03-2007, 2004 WL 232767 (U.S. Ct. App. 3rd Cir. 2004)

ZONING; ADULT USES—A complaint is not entitled to preliminary restrain enforcement of an ordinance where it is not clear whether the ordinance bars adult entertainment or if there are alternate avenues available for operating a sexually oriented business.

A corporation sued a municipality pursuant to 42 U.S.C. Section 1983, complaining that N.J.S.A. 2C:34-6 and -7 and the municipality’s land use ordinance violated the First Amendment of the United States Constitution in that each prohibited live entertainment in the form of nude and semi-nude dancers in all zoning districts. The corporation sought a preliminary injunction, which was denied by the District Court. The Court of Appeal’s review was limited to determining whether there had been an abuse of discretion, a clear error of law, or a clear mistake on the facts by the lower court. In determining whether to grant preliminary injunctive relief, a court must be convinced of the following four elements: the likelihood that the moving party will succeed on the merits; the extent to which the moving party will suffer irreparable harm without injunctive relief; the extent to which the nonmoving party will suffer irreparable harm if the injunctive is issued; and the public interest. The lower court denied the preliminary injunction because the corporation had failed to show that it would succeed on the merits or that it would suffer irreparable harm.

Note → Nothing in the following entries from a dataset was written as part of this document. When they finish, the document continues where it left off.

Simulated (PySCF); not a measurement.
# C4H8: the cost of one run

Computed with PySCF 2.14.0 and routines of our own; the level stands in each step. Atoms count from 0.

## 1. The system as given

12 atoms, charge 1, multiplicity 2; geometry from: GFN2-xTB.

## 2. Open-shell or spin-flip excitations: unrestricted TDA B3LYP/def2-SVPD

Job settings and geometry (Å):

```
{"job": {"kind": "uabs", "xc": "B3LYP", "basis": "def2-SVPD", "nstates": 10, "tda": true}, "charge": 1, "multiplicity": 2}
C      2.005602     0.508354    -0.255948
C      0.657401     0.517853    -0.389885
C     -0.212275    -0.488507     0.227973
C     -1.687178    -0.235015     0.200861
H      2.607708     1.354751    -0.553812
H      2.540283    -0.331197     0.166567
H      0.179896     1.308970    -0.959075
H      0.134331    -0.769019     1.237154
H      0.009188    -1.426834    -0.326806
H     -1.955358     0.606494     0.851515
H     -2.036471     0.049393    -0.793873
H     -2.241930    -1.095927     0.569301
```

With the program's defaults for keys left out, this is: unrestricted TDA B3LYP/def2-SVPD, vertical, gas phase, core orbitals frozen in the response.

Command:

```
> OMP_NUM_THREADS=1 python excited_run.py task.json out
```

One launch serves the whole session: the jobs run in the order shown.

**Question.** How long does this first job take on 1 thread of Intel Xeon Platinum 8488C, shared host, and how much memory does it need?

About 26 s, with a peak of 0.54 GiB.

The Appellate Division held that the lower court did not abuse its discretion because the corporation had not demonstrated a likelihood of success on the merits. Furthermore, it thought that it remained unclear whether the municipality actually prohibited live entertainment or whether there were alternative avenues available for the operation of a sexually oriented business. Therefore, it believed that the corporation failed to demonstrate that, absent a preliminary injunction, it would suffer irreparable injury or that the injunction would be in the public interest.